UPDATE: Israel Army Radio reports that the FAA has lifted its flight ban. FAA confirms this. Haaretz states that Israel offered unspecified security “assurances” that convinced the federal agency to lift its ban. But other international airlines have not yet followed suit.
Yesterday, the FAA announced it was cancelling all flights to Israel due to a Hamas rocket that landed a mile from Ben Gurion Airport and damaged two homes and injured a resident. Then today, it renewed the flight ban. Most of the rest of the world’s airlines followed suit. Even though the pro-Israel Harper government did not issue a flight ban, even Air Canada cancelled flights to Israel.
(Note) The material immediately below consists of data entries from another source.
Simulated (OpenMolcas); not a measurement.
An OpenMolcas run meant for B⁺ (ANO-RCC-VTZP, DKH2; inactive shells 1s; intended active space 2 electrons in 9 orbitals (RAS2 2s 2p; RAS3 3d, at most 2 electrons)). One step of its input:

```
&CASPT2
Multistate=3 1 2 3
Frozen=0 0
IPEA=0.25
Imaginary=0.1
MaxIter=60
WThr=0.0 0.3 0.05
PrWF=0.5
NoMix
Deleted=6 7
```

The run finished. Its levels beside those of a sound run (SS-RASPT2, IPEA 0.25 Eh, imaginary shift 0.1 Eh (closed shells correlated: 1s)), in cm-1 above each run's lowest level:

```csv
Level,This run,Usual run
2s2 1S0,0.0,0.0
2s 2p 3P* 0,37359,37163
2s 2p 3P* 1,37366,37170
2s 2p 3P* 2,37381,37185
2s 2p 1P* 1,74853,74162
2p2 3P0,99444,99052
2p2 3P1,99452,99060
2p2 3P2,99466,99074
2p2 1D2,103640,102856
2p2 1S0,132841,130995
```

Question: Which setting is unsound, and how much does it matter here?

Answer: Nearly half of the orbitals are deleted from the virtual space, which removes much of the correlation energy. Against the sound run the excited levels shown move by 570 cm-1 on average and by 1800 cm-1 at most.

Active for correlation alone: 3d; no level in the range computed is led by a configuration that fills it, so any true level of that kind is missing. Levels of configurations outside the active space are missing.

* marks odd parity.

Israel protested there’s nothing unsafe about flights into Ben Gurion. But its reassurances somehow rang hollow:
“We knew about that rocket,” said Israeli government spokesman Mark Regev. “We were tracking it for about three minutes, our Air Force. We could have taken it down, but because we saw that it wasn’t going to hit inside the airport, we let it through.”
So, if the IDF knew about the missile and “let it through,” it allowed it to strike Israeli homes causing great damage and injuring one person. Does that sound reasonable or logical to you? If it’s true, then those responsible for Iron Dome targeting should be demoted.
Not only is Israel worried about its perception in the outside world, it perceives a flight ban as creeping boycottism (as in BDS). And there’s some truth to this. Though commercial aircraft are worth $300-million each, I seriously doubt the FAA believes any aircraft are in danger. My guess is that John Kerry wants to bring home his claim a few months ago that Israel’s intransigence is making BDS become a real threat.
The travel ban is a form of official BDS. Not organized from the grassroots or the result of pressure tactics by the activist community, but the product of Obama administration anger at the mounting stacks of Palestinian dead, including 150 children. Buzzfeed’s Rosie Gray, a trusty mouthpiece for the pro-Israel Lobby voices Aipac’s lament that the flight ban is politically motivated:
The most powerful pro-Israel lobbying group in Washington has come out against a Federal Aviation Administration ban on U.S. airlines flying to Israel…saying that the ban “sends the entirely wrong message.”
“…We are concerned the ban could have the effect of isolating Israel at a time when we should be demonstrating our strong solidarity.”
…The Weekly Standard argued that “Obama administration is using the travel warning to exert pressure on Israel to agree to a ceasefire.”
…Sen. Ted Cruz alleged that, via the FAA ban on flights to Tel Aviv, the Obama administration “has just used a federal regulatory agency to launch an economic boycott on Israel, in order to try to force our ally to comply with his foreign-policy demands.”
Gee, I don’t know, it sounds pretty good to me. Why shouldn’t the European vacation plans of the Israeli elite be inconvenienced when its army is eviscerating a large part of an entire nation? In fact, I maintain that this is the ONLY way to get Israelis to pay attention. Otherwise, they’re fully absorbed in their own narcissism to the exclusion of those who are their victims.
Israel (by which I mean mostly its leaders, though many ordinary citizens as well) behaves like an obstinate mule. Sometimes what’s necessary is to whack the poor animal on the head and make it realize that life won’t be as pleasant if it doesn’t pay closer attention to what its owner (or in Israel’s case, the rest of the world) wants. I apologize to mules for the analogy.

Israeli tourism, one of the country’s top revenue-generators is taking a huge hit. Foreign tourism has dried up. The flight ban will only reinforce the notion that Israel may not be a safe place to visit just now.
The IDF has created a “buffer zone” for the duration of its invasion that includes over half of the territory of Gaza. It consists of 3 km on Gaza’s north, east and southern border with Israel. Since Gaza’s width is between 3.7-7.5 miles, this effectively turns those living in over half of Gaza into internal refugees. Gazans, of course, cannot be refugees in the normal sense, since they cannot leave the place (besieged as they are by Israel and Egypt). Nor can they find refuge in UN shelters which are already filled with 100,000 Gazans. I suppose they might learn to levitate and find refuge in thin air or dig their own personal underground bomb shelters (with what materials I don’t know, since they’re embargoed by Israel).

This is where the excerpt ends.